The CASE of the Conditional Records

I’m working on a change request for a web service tied to an application we support at work, and I ran into one requirement (out of many) which I didn’t immediately know how to resolve. Maybe it was just the way it was worded in the spec, but it had me scratching my head for a good few hours before I got to the heart of the matter.

This post is mostly a reminder to myself to take a step back, and work through a problem in a notebook or similar; go back and forward a few times, from different angles until the puzzle is clear and you can find a way to approach it. Once I worked through it, and figured out exactly what was being asked for, the problem itself turned out to be significantly easier than I had first imagined.

The Problem

I have two linked tables of journey information: 1 for the journey record, one for each leg of that journey. For each leg, there could be up to 2 records, the planned leg (P), and the actual leg (A). When we return the results of the query, we want a row combining the flight information and the leg information, for every leg. The kicker was we never want to return a P leg record, when an A leg record existed. But we don’t know if an A leg record exists before we run the query.

[Side note – I am massively simplifying the data structure, and some of the problem for clarity and confidentiality]

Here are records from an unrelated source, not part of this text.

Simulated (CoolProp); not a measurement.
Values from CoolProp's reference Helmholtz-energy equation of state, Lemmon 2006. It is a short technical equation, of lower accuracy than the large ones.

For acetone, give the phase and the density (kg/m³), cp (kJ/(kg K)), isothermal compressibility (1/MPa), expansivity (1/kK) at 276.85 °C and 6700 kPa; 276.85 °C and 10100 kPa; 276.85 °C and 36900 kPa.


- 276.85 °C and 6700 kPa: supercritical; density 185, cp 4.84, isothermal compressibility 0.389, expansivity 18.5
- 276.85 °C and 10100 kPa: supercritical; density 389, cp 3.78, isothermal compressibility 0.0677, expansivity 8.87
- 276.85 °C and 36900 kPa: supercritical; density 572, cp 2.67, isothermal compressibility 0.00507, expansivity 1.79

[code language=”text” light=”true”]
————————— ————————————
| journey_id | journey_date | | journey_id | leg_number | leg_type |
————————— ————————————
| 1 | 01/07/2015 | | 1 | 1 | P |
————————— ————————————
| 2 | 01/07/2015 | | 1 | 1 | A |
————————— ————————————
| 3 | 01/07/2015 | | 1 | 2 | P |
————————— ————————————
[/code]

So from the above data we want to return the following:

[code language=”text” light=”true”]
——————————————————-
| journey_id | journey_date | leg_number | leg_type |
——————————————————-
| 1 | 01/07/2015 | 1 | A |
——————————————————-
| 1 | 01/07/2015 | 2 | P |
——————————————————-
[/code]

And not this, which a straightforward JOIN would produce.

[code language=”text” light=”true”]
——————————————————-
| journey_id | journey_date | leg_number | leg_type |
——————————————————-
| 1 | 01/07/2015 | 1 | P |
——————————————————-
| 1 | 01/07/2015 | 1 | A |
——————————————————-
| 1 | 01/07/2015 | 2 | P |
——————————————————-
[/code]

Obviously we need a WHERE clause in there, but like I said, we don’t know what records exist for each leg, so most common clauses aren’t going to give desirable results.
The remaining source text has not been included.